Streaming World Cup games could be clogging up businesses

Video streaming at work is due to reach fever pitch as the FIFA World Cup 2014 dominates worldwide chatter. During the 2010 World Cup in South Africa, web browsing traffic increased by 35 per cent during match time, whilst YouTube traffic grew by 32 per cent on post-match mornings, and despite employers’ best efforts to maintain their employees’ focus, it’s likely that browsing history will repeat itself with this year’s tournament.

Whilst bosses across the country will be concerned about office productivity, their IT counterparts will have to struggle with the unusually high demands placed on the corporate network for the next five weeks. If the corporate network can’t stand up to the higher demands placed on it, business-critical applications such as email and video conferencing can stall, putting both business performance and the IT manager’s reputation at risk.

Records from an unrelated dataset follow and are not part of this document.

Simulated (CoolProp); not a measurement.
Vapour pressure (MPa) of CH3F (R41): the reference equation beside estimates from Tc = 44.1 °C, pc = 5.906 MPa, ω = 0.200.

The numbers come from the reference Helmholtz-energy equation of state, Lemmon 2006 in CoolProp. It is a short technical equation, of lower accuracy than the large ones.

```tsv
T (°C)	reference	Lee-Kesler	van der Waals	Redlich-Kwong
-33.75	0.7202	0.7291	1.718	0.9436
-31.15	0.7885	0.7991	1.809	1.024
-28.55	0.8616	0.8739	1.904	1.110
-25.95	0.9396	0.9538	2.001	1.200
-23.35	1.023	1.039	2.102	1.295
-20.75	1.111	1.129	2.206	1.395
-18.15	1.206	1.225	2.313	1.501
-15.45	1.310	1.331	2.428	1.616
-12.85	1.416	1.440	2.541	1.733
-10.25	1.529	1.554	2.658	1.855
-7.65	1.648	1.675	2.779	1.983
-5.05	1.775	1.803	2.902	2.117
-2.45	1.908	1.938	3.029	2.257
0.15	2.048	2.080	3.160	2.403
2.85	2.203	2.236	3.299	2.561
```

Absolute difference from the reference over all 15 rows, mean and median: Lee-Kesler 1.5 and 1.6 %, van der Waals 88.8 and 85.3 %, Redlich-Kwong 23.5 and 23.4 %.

This year’s tournament holds an even greater threat to corporate networks than 2010’s, as the prevalence of tablets and smartphones in the workplace has risen dramatically. In 2010, IDC estimated that some 302.6 million smartphones and 18 million tablets were shipped worldwide. That figure is miniscule in comparison to the 2014 forecast, which predicts 1.2 billion smartphones and 270.5 million tablets will be shipped before the end of the year. With the rise of BYOD (bring your own device) and the nascent IoT (internet of things) IT managers now have the unenviable task of handling a situation where employees are connected to the network through multiple devices.

The most obvious solution to these network woes is to invest in more bandwidth, ensuring each application can run despite the added strain placed upon the network. However this is arguably unnecessary and costly investment. Why pay for the extra bandwidth day-in-day-out to cover this sort of intermittent network pressure?

A more prudent choice is to empower the IT manager to have full visibility over the network itself, allowing dynamic prioritisation of applications. If an IT manager is able to see where and why the network is lagging, a restriction on the bandwidth allocated to those processes deemed unnecessary for the running of the business (such as video streaming) ensures that those critical applications run smoothly and effectively at all times.

Whilst this may leave your IT manager as an unpopular presence amongst your company’s football fanatics, the peace of mind that your business’ vital applications will run efficiently, no matter what the situation, is key to the role of effective IT management.